Faith Ringgold’s “Jazz Stories: Somebody Stole My Broken Heart”

The New Yorker, Françoise Mouly

In the artist Faith Ringgold’s children’s book “Harlem Renaissance Party,” Lonnie, a young boy, and his Uncle Bates spend a whirlwind day in nineteen-twenties Harlem meeting Black artistic greats, including Langston Hughes, Josephine Baker, Louis Armstrong, and Coleman Hawkins. At the end of the tour, Lonnie says to his uncle, “Black people didn’t come to America to be free. We fought for our freedom by creating art, music, literature, and dance.” His uncle responds, “Now everywhere you look you find a piece of our freedom.” This understanding of the inescapable entanglement of joy and sorrow—and of hardship and creation—is one that echoes through much of Ringgold’s work, which can be seen, in a major retrospective, “Faith Ringgold: American People,” at the New Museum, in New York City, through June.
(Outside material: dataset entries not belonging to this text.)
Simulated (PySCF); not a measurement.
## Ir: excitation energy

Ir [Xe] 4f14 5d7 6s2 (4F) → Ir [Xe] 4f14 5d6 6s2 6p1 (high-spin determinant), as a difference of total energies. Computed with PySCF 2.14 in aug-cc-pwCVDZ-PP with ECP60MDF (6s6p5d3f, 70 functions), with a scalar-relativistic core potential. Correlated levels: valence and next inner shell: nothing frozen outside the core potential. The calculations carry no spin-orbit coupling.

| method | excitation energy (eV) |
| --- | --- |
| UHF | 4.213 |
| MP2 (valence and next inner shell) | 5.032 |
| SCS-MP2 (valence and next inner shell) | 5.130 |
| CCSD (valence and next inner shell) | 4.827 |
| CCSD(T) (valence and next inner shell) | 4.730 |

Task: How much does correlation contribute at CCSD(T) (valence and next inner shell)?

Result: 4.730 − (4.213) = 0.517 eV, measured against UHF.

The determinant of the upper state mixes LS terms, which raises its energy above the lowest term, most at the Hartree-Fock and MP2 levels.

This week’s cover, for the Spring Style & Design Issue, features a piece from Ringgold’s “Jazz Stories” series, which she began in 2004. In it, Ringgold, who was born in Harlem in 1930, celebrates the music that has provided her with a lifetime of inspiration.

Can you talk about your connection to jazz and music?

I have spent a lifetime listening to the great music of Billie Holiday, Louis Armstrong, Duke Ellington, Cab Calloway, Ella Fitzgerald, Count Basie, and others. Many of these musicians also lived in Harlem, so, even though they were stars, they were also neighbors. I grew up with Sonny Rollins. My first husband, Earl Wallace, was a classical pianist and composer. Our home was lively with musicians, such as Miles Davis, Charlie Parker, and Jackie McLean, among others.

These silkscreens were part of my first jazz series, which I dedicated to Romare Bearden, the greatest of the jazz painters. I could easily spend the rest of my life singing my song in pictures.

You have also been an educator for a long time. Did teaching change your work?

I grew up with role models in my family who were teachers. The most notable was my mother’s father, Professor B. B. Posey. Over the course of more than forty years, I have taught students from junior high to college. In 1985, I was offered a position as a full professor in the visual-arts department at the University of California at San Diego, teaching studio courses in drawing and painting. Teaching art brought a richness to my life and my art that could never have occurred otherwise. I couldn’t be more pleased to describe myself as both an artist and a teacher.

You’ve painted, quilted, sculpted, and authored children’s books. Is there a medium where you feel most at home?

Since the nineteen-fifties, I have worked in sixteen distinct mediums, including oil paintings, story quilts, tankas, soft sculptures, prints, masks, book illustrations, and more. I’ve never limited myself to one medium or technique. I’ve used each to tell my story, to express what I needed to express.

You’ve been creating art for decades. What’s one thing that you wish you’d known when you were starting out as a young artist?

I think about the things people did tell me, instead of what I wish I’d known. My mother told me I would have to work twice as hard to get half as far. My father always said, “We ripped up the pattern for this one.” And I tell every young artist that anyone can fly—all you have to do is try.